RBS Said to Dismiss Bankers as Libor Probe Expands to Brokers
Royal Bank of Scotland Group Plc, the U.K.’s largest government-owned lender, dismissed at least four employees in connection with a probe of potential interest-rate manipulation, two people briefed on the move said.
Citigroup Inc. (C) and Deutsche Bank AG (DBK) also have dismissed, put on leave or suspended traders as part of the investigation, according to two more people, who declined to be identified because they weren’t authorized to discuss the case. ICAP Plc (IAP), the world’s largest broker of trades between banks, suspended an employee in the past six weeks and put two others on leave, another person said.
Regulators’ requests for information from interdealer brokers marks a widening of the global investigation into whether there were attempts to manipulate the London, Tokyo and euro interbank offered rates, known as Libor, Tibor and Euribor.
The investigation is being handled by the U.S. Securities and Exchange Commission, U.S. Commodity Futures Trading Commission, U.S. Department of Justice, Japan’s Financial Supervisory Agency and the U.K. Financial Services Authority. European Union antitrust regulators and the Swiss Competition Commission are also examining Libor rates.
Libor, a benchmark for about $360 trillion of financial products worldwide, is derived from a survey of banks conducted daily on behalf of the British Bankers’ Association in London. The lenders are asked how much it would cost them to borrow from one another for 15 different periods, from overnight to one year, in currencies including dollars, euros, yen and Swiss francs. After a predetermined number of quotes are excluded, those remaining are averaged and published for each currency by the BBA before noon.
Barclays, UBS (UBSN)
Traders at different banks appeared to be trying to influence the movement of Libor and similar benchmarks to profit from derivatives tied to the rates, the Financial Times reported yesterday, citing information submitted to regulators.

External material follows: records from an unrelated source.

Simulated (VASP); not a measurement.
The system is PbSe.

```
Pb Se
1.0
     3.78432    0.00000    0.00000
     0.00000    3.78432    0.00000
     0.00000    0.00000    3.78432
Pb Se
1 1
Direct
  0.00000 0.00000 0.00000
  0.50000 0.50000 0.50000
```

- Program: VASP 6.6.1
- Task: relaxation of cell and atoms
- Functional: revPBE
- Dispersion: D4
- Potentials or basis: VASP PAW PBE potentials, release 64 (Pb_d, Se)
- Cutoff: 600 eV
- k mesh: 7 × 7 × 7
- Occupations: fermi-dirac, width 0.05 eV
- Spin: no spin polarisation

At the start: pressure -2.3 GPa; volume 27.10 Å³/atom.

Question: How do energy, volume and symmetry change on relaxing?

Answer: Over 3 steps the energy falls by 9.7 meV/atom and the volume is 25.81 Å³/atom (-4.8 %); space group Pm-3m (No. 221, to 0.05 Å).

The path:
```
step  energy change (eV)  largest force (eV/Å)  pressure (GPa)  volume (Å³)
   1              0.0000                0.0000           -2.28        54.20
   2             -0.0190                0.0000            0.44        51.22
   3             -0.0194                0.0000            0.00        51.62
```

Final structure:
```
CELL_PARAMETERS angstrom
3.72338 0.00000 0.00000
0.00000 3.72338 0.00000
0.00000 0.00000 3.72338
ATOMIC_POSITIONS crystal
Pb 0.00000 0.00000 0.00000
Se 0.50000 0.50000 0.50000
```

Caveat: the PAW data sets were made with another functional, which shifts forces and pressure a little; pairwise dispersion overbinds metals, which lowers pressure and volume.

Banks including Citigroup, London-based Barclays (BARC) Plc and UBS AG, based in Zurich, approached authorities with information about potential abuse of the rate-setting process after discovering e-mails or other evidence during their internal investigations, the newspaper reported, citing people familiar with the matter.
Regulators are investigating whether rate bids were low-balled during the financial crisis, if traders at banks and hedge funds sought to influence rate-setters to profit on interest-rate derivatives and whether traders received advanced word about which direction rates would move, the FT reported, without saying how it got that information.
RBS dismissed Paul White, Andrew Hamilton and Neil Danziger in London, a person said. Danziger and Hamilton left the bank on Oct. 21 and now are listed as inactive on the U.K. Financial Services Authority’s register of people approved to work in the industry. White, a trader, left the following month. Hamilton was an investment adviser, and Danziger a trader, the FSA said.
Attempts to reach all three through the Internet and directory assistance were unsuccessful. None of the three has been accused of any wrongdoing by regulators.
Spokesmen for RBS, Frankfurt-based Deutsche Bank and New York-based Citigroup declined to comment on the probes or provide contact details for the former employees.
RBS also dismissed Tan Chi Min, the former head of delta trading for RBS’s global banking and markets division in Singapore, for gross misconduct. He’s suing the bank over the dismissal and seeking to recoup $1.5 million in bonuses and 3.3 million RBS shares that he claims he’s owed. He hasn’t been accused of wrongdoing by authorities. Danziger hasn’t filed papers in the suit between RBS and Tan.
RBS alleged Tan sought to “improperly influence the defendant’s rate setters” by asking them to have RBS submit Libor rates “at particular levels in order to profit the plaintiff’s book and/or the defendant and to maximize profit generally,” according to a response to Tan’s lawsuit, filed in December in Singapore. Danziger also “made similar requests” to set rates, the bank alleged in the document.
ICAP units involved in broking cash deposits and derivatives based on Libor also received requests for information from government agencies in the investigation and are cooperating, the firm said in a November regulatory filing. A London-based ICAP spokesman declined to comment.
Tullett Prebon Plc and RP Martin also have received requests of information from regulators about information-sharing among brokers, banks and hedge funds, the Financial Times reported, citing unidentified people familiar with the talks. Officials at Tullett Prebon didn’t immediately return calls seeking comment on the report, while an RP Martin spokeswoman declined to comment.
$50 Million Write-Off
Thomas Hayes, a Tokyo-based trader for Citigroup, was dismissed last year for alleged involvement in the manipulation of interbank rates, one of the people said. No one else in London has been suspended or is under investigation, the person said. Hayes, who has not been accused of any wrongdoing by regulators, couldn’t be traced.
Citigroup was forced to write off $50 million as it exited trades made by Tokyo-based employees, said a person familiar with matter, who spoke on condition of anonymity because the details aren’t public.
A JPMorgan Chase & Co. (JPM) trader in London who was under an internal investigation in the Libor probe left the firm on his own volition two weeks ago, another person said. A spokesman for the New York-based bank declined to comment.